As for the "Restore Our Future" ad buy, King says it "looks like one last effort to budge the numbers now that the conventions dust has settled."
Also influencing the numbers in Michigan is the state of the economy. Michael Traugott, a professor of communications and political science at the University of Michigan, says one factor here is that while Michigan is hardly booming, things are a bit better than a few years ago.
"The economy is on an upward slope even though the magnitude of the slope is very small," Traugott told CNN. "Barack Obama also has a reservoir of popular support or sentiment about him personally, and views about how he cares for other Americans, that he can take advantage of and it's difficult for Romney to argue against."
According to the new poll, Green party nominee Jill Stein and U.S. Taxpayers party candidate Virgil Goode each at one percent among likely voters, with Natural Law party candidate Ross C. Anderson registered at less than one-half of one percent.
The survey was conducted mostly before Monday afternoon's release of secretly recorded remarks that Romney made at a private fund-raiser in May, where he described supporters of President Barack Obama as dependent on government. Fallout from the controversial clips has dominated coverage of the race for the White House over the past two days.

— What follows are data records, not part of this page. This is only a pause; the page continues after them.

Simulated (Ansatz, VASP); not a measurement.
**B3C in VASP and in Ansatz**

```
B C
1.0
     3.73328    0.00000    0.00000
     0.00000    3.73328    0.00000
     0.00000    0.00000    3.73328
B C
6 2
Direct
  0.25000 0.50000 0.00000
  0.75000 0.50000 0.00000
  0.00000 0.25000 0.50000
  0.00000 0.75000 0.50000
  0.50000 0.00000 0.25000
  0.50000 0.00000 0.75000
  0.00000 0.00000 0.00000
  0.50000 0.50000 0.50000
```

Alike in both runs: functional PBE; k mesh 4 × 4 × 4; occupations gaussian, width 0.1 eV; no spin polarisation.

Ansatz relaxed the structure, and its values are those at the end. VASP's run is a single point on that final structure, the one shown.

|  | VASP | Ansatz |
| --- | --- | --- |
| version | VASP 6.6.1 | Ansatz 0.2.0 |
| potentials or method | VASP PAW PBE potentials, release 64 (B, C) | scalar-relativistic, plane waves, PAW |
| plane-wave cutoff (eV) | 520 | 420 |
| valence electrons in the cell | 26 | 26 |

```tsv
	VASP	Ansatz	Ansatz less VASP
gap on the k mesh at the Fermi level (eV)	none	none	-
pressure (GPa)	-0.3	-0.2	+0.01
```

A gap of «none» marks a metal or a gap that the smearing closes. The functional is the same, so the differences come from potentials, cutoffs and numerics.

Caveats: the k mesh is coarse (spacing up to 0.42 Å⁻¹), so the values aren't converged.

"As always, keep in mind that today's poll is not, and cannot be, a prediction of what will happen in November. One in eight likely voters say they could change their minds between now and Election Day, and with three key debates on the calendar, it's far too early to predict the final outcome in Michigan or any other state," adds Holland.
The CNN poll was conducted by ORC International from September 14-18, with 1,023 adults in Michigan, including 910 registered voters and 754 likely voters, questioned by telephone. The survey's sampling error for registered and likely voters is plus or minus 3.5 percentage points.